From the Editors 3.2

Yanar Hashlamon
Mandy Olejnik
Rebecca Hallman Martini

We are pleased to introduce our latest general issue of The Peer Review, which includes four article manuscripts and two book reviews that collectively engage in inquiries on how we train writing center consultants and how we work with a wide range of students and learners. We’d like to thank our managing editor, Ashley Cerku, for her coordination, as well as all those who reviewed and copyedited submissions for helping us get this issue ready for publication.

We also would like to take this opportunity to introduce and welcome two new staff members: Dr. Nicole Caswell, who will be transitioning to our professional editor, and Dr. Randall Monty, who is taking over as our web editor. We’d like to sincerely thank Dr. Rebecca Martini for all of her work for The Peer Review, as both our long-standing professional editor and one of the founding editors. We’d also like to once again thank Kelsey Hixson-Bowles, who filled in as our web editor after stepping down as graduate co-editor. TPR would not be what it is today without both of their hard work, dedication, and diligence. We are grateful for their mentorship and leadership.
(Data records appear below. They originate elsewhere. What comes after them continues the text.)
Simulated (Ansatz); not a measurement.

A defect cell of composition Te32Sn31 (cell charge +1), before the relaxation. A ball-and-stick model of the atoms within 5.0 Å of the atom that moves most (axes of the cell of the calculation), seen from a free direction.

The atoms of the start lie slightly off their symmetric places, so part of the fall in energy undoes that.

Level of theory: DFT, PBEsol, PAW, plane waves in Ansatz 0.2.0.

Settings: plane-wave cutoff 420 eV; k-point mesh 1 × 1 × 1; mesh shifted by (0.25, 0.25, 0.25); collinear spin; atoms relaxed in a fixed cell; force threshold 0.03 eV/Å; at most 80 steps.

As we move forward with The Peer Review our core focus remains on mentoring new voices within the field. In the next six months, you’ll see calls for new student and professional reviewers, onboarding experiences for our new reviewers and authors, and a new streamlined timeline for submissions. We are excited to work more closely with the International Writing Center Association Collaborative, the IWCA conference, and NCPTW to cultivate an intentional conference-to-publication pipeline that appeals to graduate and undergraduate presenters. We envision possible conference proceedings which include virtual poster presentations. Our conferences are filled with new voices and exciting research/ideas. We want to be the journal promoting these voices.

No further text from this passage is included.